Multi-carrier small cell network supports private LTE and MNOs
Dense Air, a subsidiary of network infrastructure vendor Airspan, recently worked with the Dublin City Council to deploy a neutral host small cell network in the city’s dockalnds area. The project, which recently won an award from the Small Cell Forum, is meant to hasten network densification in support of in-building connectivity, IoT implementations, wireless backhaul and boosting carrier services.
Dense Air controls its own mid-band spectrum in Ireland, Belgium, Portugal, New Zealand and Australia. The company provides neutral host network services “designed to improve coverage and capacity in locations that are technically difficult or commercially uneconomic to support,” according to its website.
Dense Air announced the partnership with the city and other Irish agencies in January 2018. The goal was to use this project to create a blueprint for deploying network infrastructure on city-owned assets with an eye on supporting densification efforts in the transition from LTE to 5G.
Dense Air Head of Strategy Paul Coffey, speaking during 5G World in London, discussed the Dublin project and highlighted the key role of gaining buy in from city leaders. “It’s about making them an active participant, an active stakeholder in that deployment. In today’s world and previously, they’d been very much a passive player and the mobile operators deploy as they see fit. If we can turn that model around…it facilitates a much richer model for everybody, MNOs included.”

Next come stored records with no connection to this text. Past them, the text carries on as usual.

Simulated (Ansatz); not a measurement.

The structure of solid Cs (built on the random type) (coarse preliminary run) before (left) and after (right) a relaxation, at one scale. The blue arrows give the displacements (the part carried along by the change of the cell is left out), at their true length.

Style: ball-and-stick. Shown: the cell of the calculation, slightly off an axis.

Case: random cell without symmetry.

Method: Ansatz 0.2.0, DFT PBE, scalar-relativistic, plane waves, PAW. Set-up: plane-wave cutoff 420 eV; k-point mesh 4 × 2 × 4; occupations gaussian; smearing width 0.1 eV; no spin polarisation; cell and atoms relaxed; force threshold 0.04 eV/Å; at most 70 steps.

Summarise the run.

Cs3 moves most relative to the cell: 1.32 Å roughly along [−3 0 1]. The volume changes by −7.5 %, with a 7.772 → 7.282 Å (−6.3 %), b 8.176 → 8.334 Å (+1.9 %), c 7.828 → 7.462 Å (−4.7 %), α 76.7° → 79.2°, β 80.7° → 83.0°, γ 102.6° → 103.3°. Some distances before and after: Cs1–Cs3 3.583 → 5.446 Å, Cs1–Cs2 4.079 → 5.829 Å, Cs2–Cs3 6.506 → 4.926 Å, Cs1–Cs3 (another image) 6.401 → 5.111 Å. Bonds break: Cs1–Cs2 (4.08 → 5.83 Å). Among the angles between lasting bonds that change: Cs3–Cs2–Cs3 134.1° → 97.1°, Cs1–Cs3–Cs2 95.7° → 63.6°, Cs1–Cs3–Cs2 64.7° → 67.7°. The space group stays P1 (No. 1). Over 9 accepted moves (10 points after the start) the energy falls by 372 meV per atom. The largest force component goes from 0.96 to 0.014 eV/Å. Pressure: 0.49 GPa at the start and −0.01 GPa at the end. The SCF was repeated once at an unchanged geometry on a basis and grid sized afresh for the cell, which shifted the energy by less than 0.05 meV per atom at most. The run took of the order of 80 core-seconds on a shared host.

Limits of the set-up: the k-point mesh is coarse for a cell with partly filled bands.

Coffey’s comments came during a panel discussion on 5G use cases; video of that session is available here.
Jamie Cudden, Dublin’s smart city program manager, said the smart docklands project gives the city “a clear competitive advantage and we are now ideally placed to provide a perfect live 5G test environment for companies to work with us to trial services that can help us solve different challenges. Furthermore Dublin is now providing other cities globally a template for how they can realize the future 5G opportunity.”